On behalf of President Donald Trump, Rudy Giuliani gets a lot of TV time.
He's shouted on-air at a critic: "Shut up, moron!"
He's contradicted himself within seconds about whether he asked the Ukrainian government to probe Joe Biden.
He's read from sheets of paper he called "affidavits" about "bribes." The materials turned out to be printouts of right-wing polemics.
When you step back from all the day-to-day ravings, it is hard to imagine another president tolerating let alone promoting this kind of exhibition.
Pundits have always underrated Giuliani's ability to apple-polish for his patrons and clients.

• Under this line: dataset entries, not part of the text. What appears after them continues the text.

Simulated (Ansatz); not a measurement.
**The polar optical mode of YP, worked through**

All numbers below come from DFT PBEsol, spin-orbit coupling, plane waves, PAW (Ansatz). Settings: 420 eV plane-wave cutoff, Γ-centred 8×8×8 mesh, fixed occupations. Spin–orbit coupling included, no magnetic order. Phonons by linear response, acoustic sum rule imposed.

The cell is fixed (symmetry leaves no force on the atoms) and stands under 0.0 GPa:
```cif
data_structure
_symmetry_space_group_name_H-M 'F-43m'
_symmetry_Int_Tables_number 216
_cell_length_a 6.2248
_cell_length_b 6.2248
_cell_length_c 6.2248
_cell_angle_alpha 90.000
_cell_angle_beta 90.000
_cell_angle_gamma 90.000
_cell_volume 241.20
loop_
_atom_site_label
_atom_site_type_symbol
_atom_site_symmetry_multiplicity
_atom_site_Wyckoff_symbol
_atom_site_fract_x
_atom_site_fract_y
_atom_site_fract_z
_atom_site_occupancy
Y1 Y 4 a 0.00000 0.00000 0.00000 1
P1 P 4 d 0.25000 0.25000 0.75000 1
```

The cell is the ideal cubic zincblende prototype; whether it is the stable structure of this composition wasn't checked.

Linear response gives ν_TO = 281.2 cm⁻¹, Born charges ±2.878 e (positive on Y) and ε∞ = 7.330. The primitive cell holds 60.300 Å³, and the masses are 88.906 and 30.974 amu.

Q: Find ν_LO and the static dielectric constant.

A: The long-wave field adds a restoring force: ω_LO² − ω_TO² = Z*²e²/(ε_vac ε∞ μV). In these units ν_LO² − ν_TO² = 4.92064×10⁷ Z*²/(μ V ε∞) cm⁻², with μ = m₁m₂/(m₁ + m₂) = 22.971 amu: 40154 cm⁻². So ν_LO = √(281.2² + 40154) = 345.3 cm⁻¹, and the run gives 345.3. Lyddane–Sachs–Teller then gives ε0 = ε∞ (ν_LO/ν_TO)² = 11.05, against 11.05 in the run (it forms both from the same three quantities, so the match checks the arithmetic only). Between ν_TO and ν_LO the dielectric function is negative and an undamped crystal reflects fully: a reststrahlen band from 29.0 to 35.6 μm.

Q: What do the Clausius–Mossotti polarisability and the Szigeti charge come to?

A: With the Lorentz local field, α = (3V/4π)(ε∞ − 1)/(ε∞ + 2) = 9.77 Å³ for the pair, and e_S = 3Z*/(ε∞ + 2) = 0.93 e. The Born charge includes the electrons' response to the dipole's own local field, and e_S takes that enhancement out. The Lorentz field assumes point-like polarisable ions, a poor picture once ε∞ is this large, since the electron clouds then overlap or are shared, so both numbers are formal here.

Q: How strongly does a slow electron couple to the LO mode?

He used to call Sen. John McCain "an American hero" and "a man of honor and integrity." Saying so now is politically incorrect in Trump circles. And Giuliani hasn't the gumption to defend the late McCain against Trump's posthumous degradations.
But Giuliani is more than Trump's designated heckler. He's considered Trump's personal lawyer — just as Michael Cohen was before becoming a federal inmate.
Giuliani, who says he is working for free for Trump, has embraced the gig.
Despite this private status, the ex-mayor also has asserted he conducted official business in Ukraine on behalf of the State Department. During the last presidential transition, Giuliani openly campaigned to become secretary of state, but Trump snubbed him even after his first top diplomat, Rex Tillerson, grew alienated.
Maybe Giuliani found a back door into the State Department role he coveted.
Giuliani pushed arms-seeking Ukrainian officials to point prosecutors toward Joe Biden, an American political rival of Trump's.
Giuliani also did some globe-trotting to Turkey on an interesting mission.
Two years ago, he and a longtime friend, lawyer Michael Mukasey, visited Turkish President Recep Tayyip Erdogan on behalf of Reza Zarrab, a gold trader charged with violating sanctions against Iran whom Erdogan wanted freed.
Mukasey in court papers called the meeting part of an effort to seek “a state-to-state resolution of this case,” saying “senior officials in both the U.S. government and the Turkish government remain receptive to pursuing the possibility of an agreement.”
That's not your typical handling of a criminal case. Giuliani's representation of private clients from the former Soviet Union also blends — or clashes, depending on your point of view — with his recent shadow-diplomat role for Trump in Eastern Europe.
U.S. Ukraine Ambassador Marie Yovanovitch was dismissed after Giuliani and other Trump allies complained she was blocking a Biden probe, The Wall Street Journal reported. In fact, she'd criticized then-Ukraine prosecutor general Yuriy Lutsenko for his handling of corruption.
As part of their Trump impeachment inquiry, House Democrats are seeking information from Lev Parnas and Igor Fruman, Ukrainian-American business associates of Giuliani's and also big GOP donors.
Giuliani's advocacy for Trump and his private clients has remarkable overlap.
Last December, Giuliani met for 45 minutes with then-leading Ukrainian presidential candidate Yulia Tymoshenko, according to CNN. "She probably wanted me to tell the President that she was the best one to win," Giuliani told the network.
Back in May, Giuliani attacked businessman Igor Kolomoisky, a fierce critic of the Kremlin, which nationalized his assets after the 2014 annexation of Crimea, according to the McClatchy DC Bureau.
“The notorious oligarch returned from a long exile and immediately threatened and defamed two Americans, Lev Parnas and Igor Fruman,” Giuliani tweeted. “They are my clients and I have advised them to press charges.” He demanded that Ukrainian authorities pursue Kolomoisky.
The core of the question is whom Giuliani is serving overseas and whether it has anything at all to do with what is best for America.